A former director-general of the Nigerian Institute of Leather and Science Technology (NILEST), Prof. Mohammed Kabir Yakubu, has charged northern governors to develop the region’s leather industry.
He warned that Nigeria risks losing billions of dollars in potential export earnings.
Yakubu, who also chaired the National Leather and Leather Products Policy Steering Committee, made the call in a paper titled: “North’s Leather Wealth, Lagos’ Leather Dreams: A Call for Visionary Leadership.”
He said Lagos State, despite having no livestock base, recently launched an Industrial Leather Hub in Mushin, which is projected to generate N387.5 billion annually in export earnings.

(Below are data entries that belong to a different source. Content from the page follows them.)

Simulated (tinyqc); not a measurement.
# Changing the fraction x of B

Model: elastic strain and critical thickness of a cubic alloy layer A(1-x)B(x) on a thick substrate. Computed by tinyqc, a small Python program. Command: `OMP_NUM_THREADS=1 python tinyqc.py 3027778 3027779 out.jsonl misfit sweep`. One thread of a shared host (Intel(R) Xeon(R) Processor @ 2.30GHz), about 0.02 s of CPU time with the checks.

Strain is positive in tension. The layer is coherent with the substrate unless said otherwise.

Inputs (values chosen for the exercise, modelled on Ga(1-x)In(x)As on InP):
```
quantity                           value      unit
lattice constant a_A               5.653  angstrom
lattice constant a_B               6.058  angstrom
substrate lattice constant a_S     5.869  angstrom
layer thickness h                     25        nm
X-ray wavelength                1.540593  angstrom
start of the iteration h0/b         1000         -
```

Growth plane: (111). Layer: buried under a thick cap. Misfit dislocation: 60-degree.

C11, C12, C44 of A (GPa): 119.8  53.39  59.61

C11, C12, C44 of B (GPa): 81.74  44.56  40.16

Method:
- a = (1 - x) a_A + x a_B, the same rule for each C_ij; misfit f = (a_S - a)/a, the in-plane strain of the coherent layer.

He described the initiative as a “paradox” that underscores Lagos’ leadership and vision compared to the North’s underutilised livestock resources.
“The North has livestock abundance but scarce leadership. Lagos has livestock scarcity but abundant vision,” Yakubu said, urging northern leaders to replicate Lagos’s proactive industrialisation strategies.
Highlighting the global leather industry’s $400 billion value, Yakubu lamented that while Africa supplies about 30% of raw hides, it contributes only 6% of processed leather exports.
He pointed out that Morocco alone earns over $500 million annually from leather, much of it from the Sokoto red goat native to Nigeria.
During his tenure at NILEST, Yakubu said he established 23 leather training centres nationwide, initiated tannery reactivation programmes, and promoted international collaborations to build capacity and drive technology transfer.
He warned that Nigeria still exports over 90% of its leather in raw or semi-processed form, and more than 40 tanneries in Kano and Sokoto have closed in the past two decades.
To reverse the trend, he outlined measures including restrictions on raw hide exports, modernisation of abattoirs, rehabilitation of tanneries, development of industrial hubs, and inclusion of women and youth in leather clusters.
With these steps, he projected Nigeria could earn up to $4 billion annually from leather exports by 2030 and create up to two million jobs.
Yakubu also urged northern governors to establish Leather Value Chain Councils, support cooperative tanneries with financing and technology, and partner with Lagos and international hubs to strengthen the sector.
He concluded that the North must choose “vision over inertia” if Nigeria is to reclaim its place as a global leather powerhouse.